Czech Republic: Paternity leave set to be introduced in early 2017
Proposed paternity leave legislation is currently under debate in Parliament and is likely to be implemented in the Czech Republic in the spring of 2017.
In May 2016, the Czech government approved the amendment of Act No. 187/2006 Coll. on Sickness Insurance. The amendment concerns the introduction of paternity (postnatal) leave. Under the terms of the act, paternity leave of one week's duration should be taken within six weeks of the birth of a child. The aim is to give new fathers the opportunity to bond with their child.
It is assumed that the new law will entitle men to the same amount of money for their one-week paternity leave as women on maternity leave, equal to 70 % of the daily assessment base.
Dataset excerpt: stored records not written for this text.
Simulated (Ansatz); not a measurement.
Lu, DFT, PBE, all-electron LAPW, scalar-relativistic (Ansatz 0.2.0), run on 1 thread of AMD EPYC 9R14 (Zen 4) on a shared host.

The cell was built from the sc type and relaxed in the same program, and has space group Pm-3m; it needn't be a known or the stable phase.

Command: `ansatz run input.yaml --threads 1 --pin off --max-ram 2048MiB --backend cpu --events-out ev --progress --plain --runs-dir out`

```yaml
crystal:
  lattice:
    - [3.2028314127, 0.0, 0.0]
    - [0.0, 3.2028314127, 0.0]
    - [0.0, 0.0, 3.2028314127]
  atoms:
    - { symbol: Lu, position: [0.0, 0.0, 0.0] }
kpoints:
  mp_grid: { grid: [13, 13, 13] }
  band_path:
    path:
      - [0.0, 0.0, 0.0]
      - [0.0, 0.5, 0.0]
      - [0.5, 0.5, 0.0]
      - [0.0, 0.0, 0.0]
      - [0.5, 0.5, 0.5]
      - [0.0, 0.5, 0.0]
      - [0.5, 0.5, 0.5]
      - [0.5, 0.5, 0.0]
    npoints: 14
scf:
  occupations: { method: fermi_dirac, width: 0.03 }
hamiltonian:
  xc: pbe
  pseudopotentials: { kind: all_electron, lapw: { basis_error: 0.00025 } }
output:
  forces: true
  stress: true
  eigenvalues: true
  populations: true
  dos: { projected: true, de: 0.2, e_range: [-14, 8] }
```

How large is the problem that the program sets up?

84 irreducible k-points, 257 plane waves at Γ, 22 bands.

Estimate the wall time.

The text of the amendment is now under review in Parliament and paternity leave should come up for debate just after Parliamentary summer recess. The Minister of Labour and Social Affairs intends to implement the amendment during the first half of 2017. While the leading governmental party, the Czech Social Democratic Party, supports the measure, the second biggest party in the coalition government, ANO, considers the measure to be too expensive. The trade union Czech-Moravian Confederation of Trade Unions (ČMKOS) fully supports the amendment. While employer group the Confederation of Industry of the Czech Republic (SPČR) have highlighted some of the negative consequences, in principle they are is not opposed to the measure. In general employers fear that the change in legislation will result in a higher administrative burden for them, requiring considerable liaising with the Czech Social Security Administration. Moreover, they are concerned that the amendment to the legislation will trigger unions to demand other provisions, such as more days off for fathers.
Currently, just 1.8 % of Czech men avail of parental leave, despite being entitled to it and enjoying the same conditions as women.